CEO Blog: When Rough is Wicked Cool
We announced Infobright 4.0 today to what has been an exceptionally warm reception. We are quite proud of many of the advances in this very significant step forward for our company. Amid the fanfare around our "DomainExpert" technology and the huge leverage of our Hadoop integration (which is anything but a "me-too" offering), the significance of our "Rough Query" is worth noting. I would not say this is "cool", as that would be too much of an understatement. According to one of the preliminary discussions we had, "It's Wicked Cool!". Really. When we previewed this with our beta customers and analysts, they all seemed to pick up on it. So what is it?
Infobright is based on "Granular Computing" and "Rough-Set Mathematics". The two concepts are implemented to create our "Knowledge Grid architecture", which tends to work especially well with machine generated data, delivers extremely aggressive disk compression, and requires almost no administrative overhead. There is no setting up of projections or indexes, or tuning or balancing as you would have to do with traditional databases. This is a function of the Knowledge Grid architecture which automatically creates a metadata layer containing pointers to the physical data as well as information ABOUT the data. That information is used to speed up queries, sometimes eliminating the need to touch the data at all. Again, all of this is fundamentally based on granular computing and rough-set mathematics.

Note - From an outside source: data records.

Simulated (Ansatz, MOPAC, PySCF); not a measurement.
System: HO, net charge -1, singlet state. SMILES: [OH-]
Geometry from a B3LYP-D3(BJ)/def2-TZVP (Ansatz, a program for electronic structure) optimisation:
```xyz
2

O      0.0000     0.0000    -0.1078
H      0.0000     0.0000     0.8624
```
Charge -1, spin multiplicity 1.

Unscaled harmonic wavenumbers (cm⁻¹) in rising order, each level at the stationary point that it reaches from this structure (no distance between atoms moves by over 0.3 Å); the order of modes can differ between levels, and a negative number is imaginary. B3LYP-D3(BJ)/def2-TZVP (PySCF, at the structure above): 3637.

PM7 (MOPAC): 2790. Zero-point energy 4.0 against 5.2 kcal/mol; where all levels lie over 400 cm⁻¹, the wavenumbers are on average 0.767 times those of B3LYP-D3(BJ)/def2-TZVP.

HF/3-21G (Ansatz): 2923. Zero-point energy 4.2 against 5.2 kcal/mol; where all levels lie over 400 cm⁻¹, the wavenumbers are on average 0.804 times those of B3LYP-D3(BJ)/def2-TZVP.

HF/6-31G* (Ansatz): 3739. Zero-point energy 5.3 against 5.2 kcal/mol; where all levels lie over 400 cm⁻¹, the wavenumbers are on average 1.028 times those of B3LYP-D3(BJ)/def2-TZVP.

Our 4.0 release introduces the ability to perform "Rough Queries". It iis designed to get you from cold to warm to hot when searching within large datasets - without the tremendous overhead and time normally associated with getting there. This type of "investigative analytics" or data mining is generally a sequence of ad hoc querying, narrowing and filtering the data until an exact answer is determined. Almost all efforts to date have focused on how to get the exact answer faster. In many, many instances, the time to execute an investigative query against a very large dataset will be much longer than you want to wait. What Rough Query provides is the ability to drilldown into the data instantaneously to narrow the search. It does this by using the metadata in the Knowledge Grid only - and as it is in memory, the query returns in less than a second, It's like saying, I want to find James Smith in New York, and the result saying "OK, only look in SOHO or Tribeca". By ruling out 95% of the places to look, the search quickly hones in on the exact answer.
There is a much longer, much more technical explanation as to why this is the case. But the net result is that data mining, especially over large data sets, can be tremendously enhanced by this capability. And as one person we showed this to said, "That's wicked cool".